Last night, a critical interest rate decision concerning cryptocurrencies was announced. More importantly, we saw that Powell provided significant signals regarding the rate cut trajectory. Ultimately, Bitcoin $98,610 rose back above $63,000, and cryptocurrencies turned green. How should we assess what we heard in the Fed meeting?
The Fed and What Comes Next
Historical data suggests we should worry about a risk market collapse similar to what occurred at the end of 2000 and 2007. However, what we have emphasized for weeks is that those collapses were caused not by interest rate cuts but by economic recessions. To illustrate, let’s remember the last major crisis. The difference between 2007 and today is that the crisis seen in 2007 was due to a significant debt bubble bursting.
Currently, the growth of household and business spending in the U.S. economy is proportional to income increases. Therefore, there is no scenario likely to trigger a recession. Although households have spent more of their increased incomes in the past year, this spending has come from reduced savings rather than increased borrowing.
This also indicates that household balance sheets are at some of their best levels in recent times. While most cycles have self-reinforcing elements, those primarily driven by debt are much more severe than those stemming from income growth and expectation changes. In summary, under today’s conditions, we may not see a significant recession risk coinciding with the Fed’s interest rate cuts.
Now, let’s return to last night. The Fed announced a decision that differed from the data in the Bloomberg survey released yesterday. Although market expectations recently shifted to a 50 basis point cut, only 9 out of 114 economists surveyed expected such a cut. This assumption stemmed from the belief that the Fed would not act hastily.
One of the most important details from the Fed meeting was the newly released dot plot. This shows the Fed members’ expectations for interest rate cuts over the next three years. In the June meeting, Fed members predicted rates could drop to 5.1% by the end of 2024, but now they’re targeting 4.4%. The median forecast for the end of 2025 is 3.4%, revised from June’s 4.1%. Thus, there’s largely a downward revision.

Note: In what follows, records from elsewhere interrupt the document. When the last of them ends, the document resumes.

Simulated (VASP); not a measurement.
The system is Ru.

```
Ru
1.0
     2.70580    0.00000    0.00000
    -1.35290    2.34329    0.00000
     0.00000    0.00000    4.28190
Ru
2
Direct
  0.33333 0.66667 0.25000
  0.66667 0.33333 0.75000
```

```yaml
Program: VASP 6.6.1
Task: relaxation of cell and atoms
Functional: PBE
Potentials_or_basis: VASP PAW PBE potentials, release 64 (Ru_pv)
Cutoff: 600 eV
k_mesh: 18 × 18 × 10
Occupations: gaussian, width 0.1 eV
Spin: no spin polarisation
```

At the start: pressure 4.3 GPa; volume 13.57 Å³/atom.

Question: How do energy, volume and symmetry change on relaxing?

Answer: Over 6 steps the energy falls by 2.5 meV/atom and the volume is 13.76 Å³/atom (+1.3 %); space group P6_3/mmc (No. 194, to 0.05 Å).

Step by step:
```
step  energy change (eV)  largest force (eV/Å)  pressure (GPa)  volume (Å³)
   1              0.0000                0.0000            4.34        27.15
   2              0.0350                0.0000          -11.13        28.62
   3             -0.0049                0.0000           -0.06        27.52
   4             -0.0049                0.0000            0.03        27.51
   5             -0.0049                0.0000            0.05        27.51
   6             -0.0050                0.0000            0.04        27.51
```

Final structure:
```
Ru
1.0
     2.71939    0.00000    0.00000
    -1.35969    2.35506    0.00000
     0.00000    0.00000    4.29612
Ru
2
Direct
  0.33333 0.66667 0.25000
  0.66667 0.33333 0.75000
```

Expectations for Cryptocurrencies
Under current conditions, cryptocurrencies should rise as the cost of money starts to decrease, and we do not see clear recession alarms. The ongoing discussions for the last quarter have been in favor of a rise, and as we approach October, the Fed has laid the groundwork for this with a significant cut. The appetite in the risk markets needs to begin increasing again.
Historically, transitions to lower interest rates tend to be positive for Bitcoin and altcoins. On the other hand, we see new records in the U.S. stock markets. The excitement surrounding the beginning of the interest rate cut cycle has significantly attracted demand in the stock market.
However, current risks are not entirely eliminated. Geopolitical risks and the European Central Bank’s renewed inflation expectations for the last quarter could pose potential barriers to the bulls. Yet, we know that when the Fed began raising rates in 2022, the market declined accordingly. Now, the opposite should happen as the markets need to move in a completely different direction.
Employment, PMI, and inflation data remain important, but as rates begin to drop, one or even two months of surprising data is not expected to have a significant impact. The Fed waited this long to lower rates because they do not want to raise them again afterward, leaving only the chance of a pause. This suggests that we may finally see the light at the end of the tunnel, indicating that the nightmare of the past two quarters may be coming to an end. Despite this, all these views are merely predictions, and cryptocurrencies are always full of surprises.